An inverse kinematics solver using the Jacobian Transpose matrix with Denavit-Hartenberg representation for the kinematic chain.
The project uses Three.js and will require a browser with HTML5 support with a WebGL renderer.
A red opaque cylinder represents the desired target, and attached to it is a transform controller. Press W to translate, E to rotate, and Q to switch between world and local coordinate space. Press and hold Ctrl to snap the controller to the grid.
The project uses Autodesk Maya style camera controls. Press and hold Alt to activate camera controls. Alt+LMB to orbit, Alt+MMB to pan, Alt+RMB to dolly and use the scroll wheel to zoom in and out.
The state of the robot arm is displayed in the bottom left corner.
Creating the Kinematic Chain, and iterating towards the target:
//The KinematicChain takes a 2D array, where each entry represents a
//joint as an array of length 4 - these are the denavit hartenberg (DH)
//parameters that describe how each joint chain is constrained to the joint
//before it. The DH parameters are in this order: [d, a, alpha, theta].
//This example contains a 6DOF robot arm.
var chain = new KinematicChain([
[5, 0, -90, 0],
[0, 2, 90, 125],
[0, 15, 0, -35],
[15, 2, 90, 0],
[0, 0, -90, 90],
[2, 0, -90, 0]
]);
//Call .interateIK(target) to move the target one iteration towards
//the provided target. The function takes an array of length X where
//X is the number of parameters that describe how the object exists in
//its workspace. The target array is interpreted as a vector that represents
//the movement from the end effector (Tool/Joint end of the kinematic chain)
//to the target. In this example, we are defining 6DOF, where the first 3 values
//represent XYZ positions, and the remaining three represent XYZ euler angles.
var target = [
x2-x1,
y2-y1,
z2-z1,
rotX2-rotX1,
rotY2-rotY1,
rotZ2-rotZ1
];
chain.iterateIK(target);
Denavit-Hartenberg parameters are a popular convention when describing the relationship between joints. The kinematic chain is considered as a set of joints j rigidly connected by links j-1. Each joint has attached to it four parameters d, a, alpha, and theta which describe the two screw displacements along the Z axis and X axis from the current joint to the next joint in the chain.
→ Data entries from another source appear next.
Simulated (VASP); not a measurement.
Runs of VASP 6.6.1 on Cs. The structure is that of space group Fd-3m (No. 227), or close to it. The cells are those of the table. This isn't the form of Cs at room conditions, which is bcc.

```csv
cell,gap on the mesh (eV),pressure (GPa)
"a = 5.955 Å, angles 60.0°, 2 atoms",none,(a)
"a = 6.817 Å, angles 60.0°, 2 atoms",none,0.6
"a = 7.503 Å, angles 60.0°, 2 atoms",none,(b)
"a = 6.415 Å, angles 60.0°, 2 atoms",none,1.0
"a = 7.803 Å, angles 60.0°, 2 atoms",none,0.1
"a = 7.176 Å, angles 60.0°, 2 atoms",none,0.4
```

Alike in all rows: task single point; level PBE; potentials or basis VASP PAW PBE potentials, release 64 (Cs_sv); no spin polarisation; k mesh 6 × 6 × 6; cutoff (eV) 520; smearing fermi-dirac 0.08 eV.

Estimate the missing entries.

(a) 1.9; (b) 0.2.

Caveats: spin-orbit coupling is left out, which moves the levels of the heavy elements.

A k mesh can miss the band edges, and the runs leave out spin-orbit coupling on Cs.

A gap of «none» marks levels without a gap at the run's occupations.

The Z screw displacement is described by some rotation theta about the Z axis of the current joint, and some distance d along that axis. Similarly, the X screw displacement descibes a rotation alpha about the X axis, moved some distance a out to the next joint. Note the X axis is the common normal between the z axis of the current joint to the z axis of the next joint.
To calculate the position of the end effector, a 4D transformation matrix is computed for each joint, wherein the matrix transform of d, a, alpha, and theta are multiplied together in the following order: alpha * a * theta * d. There are variations of the order depending upon which particular style you choose, and they depend on whether you are describing the relation between the joint and its child, or the joint and its parent. Once the DH transform matrix is computed, calculating the transform of the end effector is as simple as multiplying the matrix of each joint together, from the base to the tip.
The Jacobian matrix describes how each parameter (x, y, z, xRot, yRot, zRot in a 6DOF system) in each joint affects the parameters in the end effector. It is an m * n matrix where m = degrees of freedom and n = number of joints. Thus, for a 6DOF robotic arm, the jacobian matrix J is a 6 * 6 matrix.
To calculate the jacobian, we need to determine how each each of the 6 parameters in the joint affect the position and orientation of the end effector. Given a revolute joint that can only rotate along its z axis, the entry for the ith joint in the chain is given by:
transpose([Zi x (Pe - Pi), Zi])where Zi is the normalized axis of rotation for the current joint in world space, and Pe is the point of the end effector in world space, and Pi is the point of the ith joint in world space. In regular parlance, the positional relationship between the joint i and the end effector e is given by the cross product of the vector (e-i) with the normalized axis of rotation for that joint, and the orientation relationship between the joint and end effector is given by the normalized axis of rotation for the current joint.
Currently, the Jacobian in its current form describes how the end effector moves with respect to each joint. In order to use it to solve the inverse kinematics problem, we need to find the inverse of this matrix. The simplest and generally computationally inexpensive solution is to take the transpose of this matrix and dot product it with a vector describing the difference between the end effector and the desired target. One other means to determine the inverse of the Jacobian is the pseudo-inverse.
Once we have inverted the Jacobian (or something approximate), we can determine the change, delta-theta, required for each joint to move the end effector incrementally towards the target by taking the dot product of the vector difference between the end effector and the target with the Jacobian inverse. The result is a vector where the ith entry is the delta-theta for the ith joint. Note that the resulting vector needs to be scaled by some factor alpha, to ensure that the change is only incremental and won't cause wild oscillation while the kinematic chain attempts to move towards the target.
In the current implementation, the kinematic chain generally reaches the target's positional requirement smoothly and rapidly. However, the rotational component generally takes considerably longer to converge, and difficult rotations can cause the chain to become unstable. The scaling factor alpha was set to alpha = 0.05, and was determined empirically.